Defense Authorization Act tees up new political battle over the future of military justice

The 2022 National Defense Authorization Act contains major overhauls regarding military justice, but the massive defense spending bill also set up a big political battle over the issue.

The Hill reported Thursday that the NDAA removes commanders from the chain of command responsible for prosecuting some criminal acts including sexual assault but still grants them some powers like selecting juries and calling witnesses. But advocates and their congressional allies want to go a step further and remove military commanders from the justice process entirely.

“Let’s go the rest of the way and really do it,” retired Air Force Col. Don Christensen, president of the organization Protect our Defenders, told the outlet. “You know, we’ve ripped the bandage off. Now, let’s finish this off.”

The $768 billion defense bill that President Biden is expected to sign stems from a compromise reached between the two Democrat-controlled armed services committees in the House and Senate after several previous attempts to pass the bill hit roadblocks in the form of floor amendments.

But the toughest hurdle of all was the military justice reform effort that is now included in the final version of the bill by altering the Uniform Code of Military Justice.

“Under the legislation, the decision to prosecute eleven crimes — like rape, murder, manslaughter and child pornography — would be given to ‘special trial prosecutors’ who are outside of the chain of command,” The Hill reports. “While the reform is monumental, it is dramatically watered down from a bipartisan proposal led by Sen. Kirsten Gillibrand (D-N.Y.) which removes military commanders from the chain of command entirely.”

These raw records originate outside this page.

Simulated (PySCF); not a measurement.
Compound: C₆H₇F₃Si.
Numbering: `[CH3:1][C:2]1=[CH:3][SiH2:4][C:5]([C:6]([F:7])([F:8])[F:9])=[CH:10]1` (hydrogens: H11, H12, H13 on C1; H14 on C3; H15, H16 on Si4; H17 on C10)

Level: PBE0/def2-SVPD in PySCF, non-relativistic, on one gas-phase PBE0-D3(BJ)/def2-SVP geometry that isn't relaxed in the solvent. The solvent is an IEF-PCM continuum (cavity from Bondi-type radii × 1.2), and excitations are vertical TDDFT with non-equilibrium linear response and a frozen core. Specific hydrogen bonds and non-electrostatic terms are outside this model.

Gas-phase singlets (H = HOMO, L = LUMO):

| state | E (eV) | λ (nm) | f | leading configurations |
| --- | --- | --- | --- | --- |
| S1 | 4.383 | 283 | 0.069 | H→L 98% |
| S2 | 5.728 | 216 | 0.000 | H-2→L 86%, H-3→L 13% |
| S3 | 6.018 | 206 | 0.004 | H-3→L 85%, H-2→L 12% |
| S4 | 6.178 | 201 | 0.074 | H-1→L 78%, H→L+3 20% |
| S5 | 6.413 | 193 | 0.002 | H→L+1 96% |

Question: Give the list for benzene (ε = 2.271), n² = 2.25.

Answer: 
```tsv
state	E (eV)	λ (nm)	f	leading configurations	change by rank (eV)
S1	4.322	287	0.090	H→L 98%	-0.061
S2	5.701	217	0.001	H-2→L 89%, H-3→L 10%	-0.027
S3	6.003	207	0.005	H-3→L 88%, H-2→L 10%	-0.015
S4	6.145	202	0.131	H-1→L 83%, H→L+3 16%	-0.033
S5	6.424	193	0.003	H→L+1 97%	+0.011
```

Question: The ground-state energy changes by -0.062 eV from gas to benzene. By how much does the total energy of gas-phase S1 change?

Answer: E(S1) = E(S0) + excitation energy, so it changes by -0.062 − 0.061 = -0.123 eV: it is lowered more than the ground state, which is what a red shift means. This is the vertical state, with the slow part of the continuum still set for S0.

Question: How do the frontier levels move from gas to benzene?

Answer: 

For her part, the New York Democrat was angry about how her proposal, which initially survived a version passed over the summer by the Senate Armed Services Committee, was eventually taken out during backroom negotiations. Now, she wants a stand-alone vote on her provision called the Military Justice ImprovementAct, which was bipartisan and garnered 66 co-sponsors.

“The change we must make — the change that survivors and veterans have asked for — is to remove all serious, non-military crimes from the chain of the command,” Gillibrand said in a floor speech before the bill made it out of committee. “Our service members have told us that they do not trust our service members to be unbiased or to deliver real justice in cases where they know the survivor or the accused.”

Next, say advocates, is removing all remaining offenses into the same system contained in the 2022 NDAA.

Doing so “will reduce the … unnecessary cost and confusion,” Eugene Fidell, who teaches military justice at NYU Law School, told The Hill.

“The way Congress has left it, many charging decisions are going to be made by lawyers and other charging decisions are going to be made by non-lawyers,” he noted further. “And there’s no need really for that kind of redundancy.”